Healy said Jersey City is not currently having cash-flow problems, but he expects to see some in the near future.
“Normally to do capital improvements, fix our parks, fix our buildings, those types of expenditures...(the city will) go out for bonds. Right now we’re hearing that market’s going to dry up...So we and every other government…(are) probably going to have to tone down (our) expectations for capital improvements.”
Credit Concerns in the Midwest
Franklin, Ind., an industrial town south of Indianapolis, is starting to feel the reverberations from Wall Street, Fred Paris, the town’s mayor, told CNBC’s “Squawk on the Street.”
Automotive-related businesses are seeing fewer orders and the insurance company that insures the city’s bonds has been downgraded.
“We just got notice that the insurance company that insures those bonds' rating has been lowered, which also affects our ability as a city to borrow money,” he said.

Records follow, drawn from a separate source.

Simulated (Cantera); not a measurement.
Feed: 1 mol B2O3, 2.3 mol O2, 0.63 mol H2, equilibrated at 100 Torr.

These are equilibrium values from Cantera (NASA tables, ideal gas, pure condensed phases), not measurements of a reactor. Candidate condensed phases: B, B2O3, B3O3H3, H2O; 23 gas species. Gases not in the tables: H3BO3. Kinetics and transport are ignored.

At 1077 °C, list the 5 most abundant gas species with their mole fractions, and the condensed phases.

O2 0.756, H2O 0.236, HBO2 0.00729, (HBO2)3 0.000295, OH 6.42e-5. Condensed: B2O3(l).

Although Franklin’s tax base remains solid and the employment outlook looks optimistic with a new Cooper Tire facility moving in, the city is “crossing our fingers that we don’t lose those new jobs,” he said.
The town is concerned about whether the $700 billion government bailout will cut into capital expenditures on infrastructure.
“We’re just getting ready ... to take on about a $5 million road project, which isn’t a lot of money to some people, but it is to a small town like ours, and suddenly we find ourselves wondering, you know, with $700 billion going for this, will there be money for the small projects and small communities across the country?” Paris said.
Muni Troubles in New England
Meanwhile, New Haven, Conn. faces two growing problems: credit liquidity and intergovernmental revenues.
"We borrow for construction—last month when we went into the short-term market—no problem getting 30-day paper for two percent," said New Haven Mayor John DeStefano. "This week we couldn't get 30-day paper."
The municipal bond market has also suffered as a result of the credit crunch, DeStefano said.
"We had to cancel a bond sale three weeks ago—same day that Connecticut was only able to sell part of the debt it was issuing," said DeStefano. "When the state of Connecticut catches a cold, we run the chance of getting pneumonia."